If teachers are armed, and are capable of neutralizing a threat, by the time police arrived their guns would be holstered, and such teachers should be denoted with a special orange tag to eliminate confusion, Graf said.
Fargo Police Chief David Todd said all high schools and middle schools have School Resource Officers. Elementary schools have officers assigned to regularly check on the schools.
“We also have our own type of intelligence-gathering network where we come across or are informed of concerning behavior, or threats, or social media situations that concern us,” Todd said. “We will intervene as quickly as possible to determine if there is a threat there or not, and the school district works hand in hand with us on that.”
Police would arrive in any school in Fargo within two minutes, and response times should be even quicker because schools already have an officer nearby.
“We treat these things differently than we did 20 years ago,” Todd said. “We go in immediately to address a threat. That’s our training and that’s my expectation. We’ve learned that time equals lives, so it’s imperative to get in there and address that threat as quickly as possible.”
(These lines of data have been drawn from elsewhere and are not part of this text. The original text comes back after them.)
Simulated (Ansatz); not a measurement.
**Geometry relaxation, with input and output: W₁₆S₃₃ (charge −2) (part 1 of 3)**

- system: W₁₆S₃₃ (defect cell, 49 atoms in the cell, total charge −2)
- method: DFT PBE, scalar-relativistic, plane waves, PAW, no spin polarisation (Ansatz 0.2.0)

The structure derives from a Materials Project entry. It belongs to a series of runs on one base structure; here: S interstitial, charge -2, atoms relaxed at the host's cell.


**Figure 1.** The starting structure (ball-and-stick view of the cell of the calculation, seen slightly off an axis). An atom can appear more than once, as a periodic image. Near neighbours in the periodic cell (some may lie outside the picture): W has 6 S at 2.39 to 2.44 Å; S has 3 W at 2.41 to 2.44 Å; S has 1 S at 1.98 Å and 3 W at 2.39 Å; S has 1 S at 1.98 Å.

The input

News reports have indicated that the School Resource Officer and other deputies did not respond in a timely fashion during Parkland’s recent mass shooting.
“From what I’ve seen on social media that is causing shockwaves in the School Resource Office community,” Todd said. “The expectation is: you are responsible for those kids and their safety, and you will go to that threat and address that threat immediately.”
Todd is also a Second Amendment supporter, but believes laws should change. He’s talked with Fargo Public Schools Superintendent Dr. Jeffrey Shatz and said both agree that arming teachers isn’t appropriate for Fargo.
“This question comes up from time to time,” Todd said. “I’m not in favor of arming teachers in Fargo, because we have rapid response and have a School Resource Officer in every high school and junior high.”
Because of training techniques, officers could easily mistake a teacher with a gun for a “bad guy with a gun,” Todd said.
“You have to recognize that when officers go into those situations, to assist the SRO or are responding in a school, they do not know who the good guy is or the bad guy is. All they’re going to see is a somebody standing there with a gun, and because it’s so imperative to stop that threat quickly, in order to save kids, they’re going to address what they consider a threat. I worry about being able to identify who somebody is with a gun when we’ve trained all this time on responding and stopping the threat as quickly as possible.
“That being said, my rationale may not be appropriate in some small town in the county that doesn’t have a police department. It may be that that community deems it is important for one of their teachers or administrators have a gun. That is not for me to decide.”
Todd doesn’t believe an assault weapons ban will help thwart gun violence.
“I don’t think it does anything because we probably have a 100 million of them out there already,” Todd said. “What I am in favor of is maybe some more rigorous background checks and mental health issues being looked at closer before people are allowed to purchase guns. I’m a supporter of the Second Amendment. I’m not interested in diminishing the rights of law-abiding citizens, but I am for training, and I am for background checks, and that includes gun shows and things like that.”
Follow the money
North Dakota, a constitutional carry, or “permitless” carry state, is one of 13 states that allow concealed carrying of a handgun without a permit, even in a car. The state has a history of voting red, and with the NRA.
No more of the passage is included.